We are not aware that this precise question has arisen in this country, and we do not apprehend, if it should arise, that it would receive the same favorable consideration in behalf of the dominant owner, attempting to enlarge his rights by usurpation, as already stated. It is apparent, from a careful examination of the American cases, that there exists throughout the American States a very decided disposition to reject the doctrine of the English courts in favor of ancient lights. These will be found carefully analyzed in Professor Washburn's late work upon Easements and Servitudes, pp. 498-505.

In Massachusetts the last vestige of the English rule was abandoned in Carrigg vs. Dee, 14 Gray 583; see also Rogers vs. Swain, 10 Id.; Collier vs. Price, 7 Id. 18; Fifty Associates vs. Tudor, 6 Id. 255; Johnson vs. Jordan, 2 Met. 234; Atkins vs. Chilson, 7 Id. 398, 403.

In New York the same course of decision has been followed through a long succession of years: Mahan vs. Brown, 13 Wend. 261, 263; Banks vs. American Tract Society, 4 Sandf. Ch. 438; Parker vs. Foote, 19 Wend. 309; Myers vs. Gemel, 10 Barb. 537. See also Radcliff vs. Mayor, &c., 4 Comst. 195, 200. And this

course of decision has been adopted in Maine: Pierre vs. Fernald, 26 Me. R. 436; and in Maryland, in Cherry vs. Stein, 11 Md. R. 1, overruling a former case in that state; and in Haverstick vs. Sipe, 33 Penna. St. R. 368, 371, following in the wake of former cases in that state; and in South Carolina, in Napier vs. Bulwinkle, 5 Rich. 311, overruling McCready vs. Thomson, Dudley 131. Many of the other American States adhere to the rule of the English law upon this subject, which consideration, and the further one that the same rule in regard to claiming beyond the rights of the dominant owner, will apply to water rights, and other easements, as well as to that of ancient lights, will be a sufficient apology for this extended notice of the cases, upon the points which we have discussed.

III. The subject of the assignment of non-existing property, in equity, is one of great interest in these active commercial times. The assignment of future acquisitions will not become operative at law: Robinson vs. Macdonnel, 5 Maul. & Sel. 228. But in equity it is settled, by a long course of decisions, that such an assignment is perfectly valid and effectual, if made upon a valuable consideration: Curtis vs. Auber, 1 Jac. & W. 526; Douglas vs. Russell, 4 Sim. 524; s. c. 1 My. & K. 488; Langton vs. Horton, 3 Beavan 464; 1 Hare 549; Lindsay vs. Gibbs, 22 Beavan 522.

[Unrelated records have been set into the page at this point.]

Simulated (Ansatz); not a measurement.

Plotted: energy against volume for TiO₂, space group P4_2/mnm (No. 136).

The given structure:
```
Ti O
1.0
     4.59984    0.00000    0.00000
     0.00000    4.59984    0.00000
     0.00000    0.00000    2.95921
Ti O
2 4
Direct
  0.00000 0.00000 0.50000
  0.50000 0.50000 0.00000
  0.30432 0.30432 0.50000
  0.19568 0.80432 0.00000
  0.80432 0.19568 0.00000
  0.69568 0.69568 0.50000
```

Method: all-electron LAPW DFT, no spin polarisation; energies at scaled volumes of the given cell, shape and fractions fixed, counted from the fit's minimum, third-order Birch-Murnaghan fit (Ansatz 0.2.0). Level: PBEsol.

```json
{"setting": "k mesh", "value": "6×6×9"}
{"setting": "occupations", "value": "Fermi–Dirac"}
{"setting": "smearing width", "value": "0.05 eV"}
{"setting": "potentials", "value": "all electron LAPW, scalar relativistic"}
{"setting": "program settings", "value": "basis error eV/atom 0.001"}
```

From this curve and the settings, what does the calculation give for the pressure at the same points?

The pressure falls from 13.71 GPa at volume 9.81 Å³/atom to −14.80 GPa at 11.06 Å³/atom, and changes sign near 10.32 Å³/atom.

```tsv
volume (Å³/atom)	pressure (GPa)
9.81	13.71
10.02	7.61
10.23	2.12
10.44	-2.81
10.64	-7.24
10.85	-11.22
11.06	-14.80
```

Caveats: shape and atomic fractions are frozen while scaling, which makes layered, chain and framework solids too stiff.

This subject came under consideration, in the recent case of Holroyd vs. Marshall, 9 Jur. N. S. 213, which was decided in August last. The question arose between a mortgagee of machinery in a mill or manufactory and a levying creditor. The mortgage was by the terms of the deed to be operative upon "all machinery, implements, and things which during the continuance of the security, should be fixed or placed in or about the mill and buildings, in addition to or substitution for the premises, or any part thereof." The assignment was made for the security of £5000, with the right of possession in the assignor or mortgagor until demand of payment and his default in meeting the same, and then for the mortgagee to sell and raise the sum for which the security was given. The schedule contained specified articles, and all other machinery, &c., then and thereafter in the mill. The

deed was duly registered, as a chattel mortgage, or bill of sale, and the mortgagor remained in possession of the mill, and placed other machinery there in addition to that which was there at the date of the deed.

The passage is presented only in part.